One of the issues that Linux RAID auto-assembly faces is the question of what it should call the assembled array. People want their RAID array names to stay fixed (so /dev/md0 is always /dev/md0), and so the name is part of the RAID array's metadata, but at the same time you have the problem of what happens if you connect up two sets of disks that both want to be 'md0'. Part of the answer is mdadm.conf, which can give arrays names based on their UUID. If your mdadm.conf says 'ARRAY /dev/md10 ... UUID=<x>' and mdadm finds a matching array, then in theory it can be confident you want that one to be /dev/md10 and it should rename anything else that claims to be /dev/md10.
However, suppose that your array is not specified in mdadm.conf. In that case, another software RAID array feature kicks in, which is that arrays can have a 'home host'. If the array is on its home host, it will get the name it claims it has, such as '/dev/md0'. Otherwise, well, let me quote from the 'Auto-Assembly' section of the mdadm manual page:
[...] Arrays which do not obviously belong to this host are given names that are expected not to conflict with anything local, and are started "read-auto" so that nothing is written to any device until the array is written to. i.e. automatic resync etc is delayed.
As is covered in the documentation for the '--homehost' option in the mdadm manual page, on modern 1.x superblock formats the home host is embedded into the name of the RAID array. You can see this with 'mdadm --detail', which can report things like:
Name : ubuntu-server:0Name : <host>:25 (local to host <host>)
Both of these have a 'home host'; in the first case the home host
is 'ubuntu-server', and in the second case the home host is the
current machine's hostname. Well, its 'hostname' as far as mdadm
is concerned, which can be set in part through mdadm.conf's
'HOMEHOST
' directive. Let me repeat that, mdadm by default
identifies home hosts by their hostname, not by any more stable
identifier.
So if you change a machine's hostname and you have arrays not in your mdadm.conf with home hosts, their /dev/mdN device names will get changed when you reboot. This is what happened to me, as we hadn't added the array to the machine's mdadm.conf.
(Contrary to some ways to read the mdadm manual page, arrays are not renamed if they're in mdadm.conf. Otherwise we'd have noticed this a long time ago on our Ubuntu servers, where all of the arrays created in the installer have the home host of 'ubuntu-server', which is obviously not any machine's actual hostname.)
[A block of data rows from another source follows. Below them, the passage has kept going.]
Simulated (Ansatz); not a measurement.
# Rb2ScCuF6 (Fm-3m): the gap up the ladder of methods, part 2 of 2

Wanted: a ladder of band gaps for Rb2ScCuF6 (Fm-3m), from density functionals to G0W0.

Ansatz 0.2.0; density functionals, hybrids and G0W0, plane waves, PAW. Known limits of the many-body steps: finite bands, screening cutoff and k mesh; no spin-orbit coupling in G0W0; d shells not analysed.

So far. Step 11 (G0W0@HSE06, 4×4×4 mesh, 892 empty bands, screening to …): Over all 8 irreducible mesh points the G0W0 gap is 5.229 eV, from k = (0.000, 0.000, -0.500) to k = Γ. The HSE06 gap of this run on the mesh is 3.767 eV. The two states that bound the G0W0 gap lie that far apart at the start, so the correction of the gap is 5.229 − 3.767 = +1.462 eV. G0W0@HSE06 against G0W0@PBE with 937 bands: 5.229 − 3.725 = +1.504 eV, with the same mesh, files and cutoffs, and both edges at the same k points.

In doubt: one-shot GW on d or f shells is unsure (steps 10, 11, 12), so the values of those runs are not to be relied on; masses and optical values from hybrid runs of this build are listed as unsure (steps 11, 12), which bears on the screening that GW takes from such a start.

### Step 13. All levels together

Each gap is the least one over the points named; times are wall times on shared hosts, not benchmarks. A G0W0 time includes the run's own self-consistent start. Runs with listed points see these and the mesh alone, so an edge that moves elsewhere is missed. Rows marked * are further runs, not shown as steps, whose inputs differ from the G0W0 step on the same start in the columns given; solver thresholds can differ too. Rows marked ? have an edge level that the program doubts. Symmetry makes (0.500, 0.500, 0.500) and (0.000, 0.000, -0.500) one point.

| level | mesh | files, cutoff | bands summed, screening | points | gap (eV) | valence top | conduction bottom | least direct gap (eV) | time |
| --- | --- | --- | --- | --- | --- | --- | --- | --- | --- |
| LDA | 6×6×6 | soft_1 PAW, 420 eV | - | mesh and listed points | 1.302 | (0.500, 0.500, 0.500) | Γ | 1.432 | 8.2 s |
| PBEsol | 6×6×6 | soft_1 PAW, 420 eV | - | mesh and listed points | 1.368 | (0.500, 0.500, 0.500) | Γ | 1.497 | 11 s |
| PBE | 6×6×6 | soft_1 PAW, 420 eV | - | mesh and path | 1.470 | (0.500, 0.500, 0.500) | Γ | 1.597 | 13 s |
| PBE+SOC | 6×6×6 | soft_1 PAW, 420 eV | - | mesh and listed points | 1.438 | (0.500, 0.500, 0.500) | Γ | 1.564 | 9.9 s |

Setting the home host value to the machine's current hostname when an array is created is the mdadm default behavior, although you can turn this off with the right mdadm.conf HOMEHOST setting. You can also tell mdadm to consider all arrays to be on their home host, regardless of the home host embedded into their names.
(The latter is 'HOMEHOST <ignore>', the former by itself is 'HOMEHOST <none>', and it's currently valid to combine them both as 'HOMEHOST <ignore> <none>', although this isn't quite documented in the manual page.)
PS: Some uses of software RAID arrays won't care about their names. For example, if they're used for filesystems, and your /etc/fstab specifies the device of the filesystem using 'UUID=' or with '/dev/disk/by-id/md-uuid-...' (which seems to be common on Ubuntu).
PPS: For 1.x superblocks, the array name as a whole can only be 32 characters long, which obviously limits how long of a home host name you can have, especially since you need a ':' in there as well and an array number or the like. If you create a RAID array on a system with a too long hostname, the name of the resulting array will not be in the '<host>:<name>' format that creates an array with a home host; instead, mdadm will set the name of the RAID to the base name (either whatever name you specified, or the N of the 'mdN' device you told it to use).
(It turns out that I managed to do this by accident on my home desktop, which has a long fully qualified name, by creating an array with the name 'ssd root'. The combination turns out to be 33 characters long, so the RAID array just got the name 'ssd root' instead of '<host>:ssd root'.)